The most import thing when doing a squat is NOT to let the bar drift forward ahead of the knees. If you drew an imaginary line from the bar to the floor, this line would never come forward enough to touch the knees. Sit back into it. Lift from the heals, not the toes. Let the weight fall into your hips and your butt and your upper quads. Don't let the weight come forward into your knees and lower back.
This may sound kind of weird, but if you had a bobber hanging from a string and that string was hanging down from your butt, that bobber would never move. It would not swing back and forth, it would just go up and down.
You can play around with the positioning of the bar on your back and your foot placement. Put the bar higher on the back and put your feet closer together to isolate the quads. By putting the bar lower down your back and having a wider stance you bring more muscles into play -- your butt, hips and upper back. Obviously you are going to be able to do more weight with the latter set up.

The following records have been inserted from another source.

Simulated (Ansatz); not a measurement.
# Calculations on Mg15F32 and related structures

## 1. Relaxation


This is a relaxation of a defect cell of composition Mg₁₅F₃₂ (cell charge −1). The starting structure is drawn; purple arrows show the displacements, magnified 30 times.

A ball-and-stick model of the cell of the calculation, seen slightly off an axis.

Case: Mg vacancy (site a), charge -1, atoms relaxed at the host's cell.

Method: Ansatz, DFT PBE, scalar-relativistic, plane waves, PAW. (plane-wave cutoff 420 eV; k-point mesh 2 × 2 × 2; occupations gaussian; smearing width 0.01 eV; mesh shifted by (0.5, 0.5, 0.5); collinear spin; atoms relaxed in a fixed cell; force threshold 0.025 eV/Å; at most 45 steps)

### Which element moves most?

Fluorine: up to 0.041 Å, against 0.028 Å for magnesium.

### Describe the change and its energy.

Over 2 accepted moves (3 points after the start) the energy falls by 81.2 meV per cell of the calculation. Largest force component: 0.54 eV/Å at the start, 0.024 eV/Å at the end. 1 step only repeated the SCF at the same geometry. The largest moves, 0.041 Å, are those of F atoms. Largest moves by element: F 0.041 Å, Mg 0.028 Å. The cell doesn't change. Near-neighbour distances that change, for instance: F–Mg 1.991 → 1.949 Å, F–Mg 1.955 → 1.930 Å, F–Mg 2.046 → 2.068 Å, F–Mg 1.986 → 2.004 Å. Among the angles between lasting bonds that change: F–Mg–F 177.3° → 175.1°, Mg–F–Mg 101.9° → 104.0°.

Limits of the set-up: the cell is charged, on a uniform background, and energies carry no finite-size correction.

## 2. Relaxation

Squat at least to parallel if you can. If you drew a line from your hip joint to your knee, that line should be parallel to the floor at the bottom of the movement. Remember, a fuller range of motion (as long as you maintain proper form) creates more stimulus on the muscles and it increases flexibility.
I think it is funny when a guy brags to me about how much he can squat and then when I see him lift he is barely even getting down to a half squat. Lower the weight, use proper form, get down to parallel and then over time increase the weight -- doing a real man's squat!